It’s a sign of over-heated and highly
speculative markets when any half-truth or rumour is treated as excuse for a
price spike. The nonsense that’s all over the place this morning about North Korean
skyrockets pushing up local petrol prices is such a sign. Those rockets aren’t
much chop, but they’re not oil-fired either.
Oil prices have long since departed from
fundamentals, to the concern of oil producers and consumers alike, but it’s
extremely tenuous to try to put President Kimmy Look At Moi on
the same footing as the concerns over Iran. Iran has
the world’s second biggest supply of oil. North Korea has SFA.
While international tensions of any sort
aren’t good for markets, there are lots of other factors behind oil’s run above
US$75 a barrel. It finished above that mark again this morning, but Reuters’

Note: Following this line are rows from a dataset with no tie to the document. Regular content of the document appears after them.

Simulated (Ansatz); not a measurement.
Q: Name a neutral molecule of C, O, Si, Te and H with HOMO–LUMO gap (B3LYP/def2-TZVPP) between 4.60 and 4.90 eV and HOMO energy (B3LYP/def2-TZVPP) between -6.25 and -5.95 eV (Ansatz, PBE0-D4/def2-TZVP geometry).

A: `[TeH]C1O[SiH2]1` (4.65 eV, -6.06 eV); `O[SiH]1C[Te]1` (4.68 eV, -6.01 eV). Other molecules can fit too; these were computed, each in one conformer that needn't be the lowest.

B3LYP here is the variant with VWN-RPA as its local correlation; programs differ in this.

calmly rational report doesn’t mention North
Korea. US oil
inventories, Nigeria and Iran yes, President Kimmy no.
Which leads to the
spike in local petrol prices yesterday. I’ve long been sanguine about the usual
petrol conspiracy theories pushed here every time prices rise – but if the
local refiners have found an instant method of translating spot crude prices to
the pump and at any time suggested North Korea was to blame, maybe
they do need a thorough roasting after all.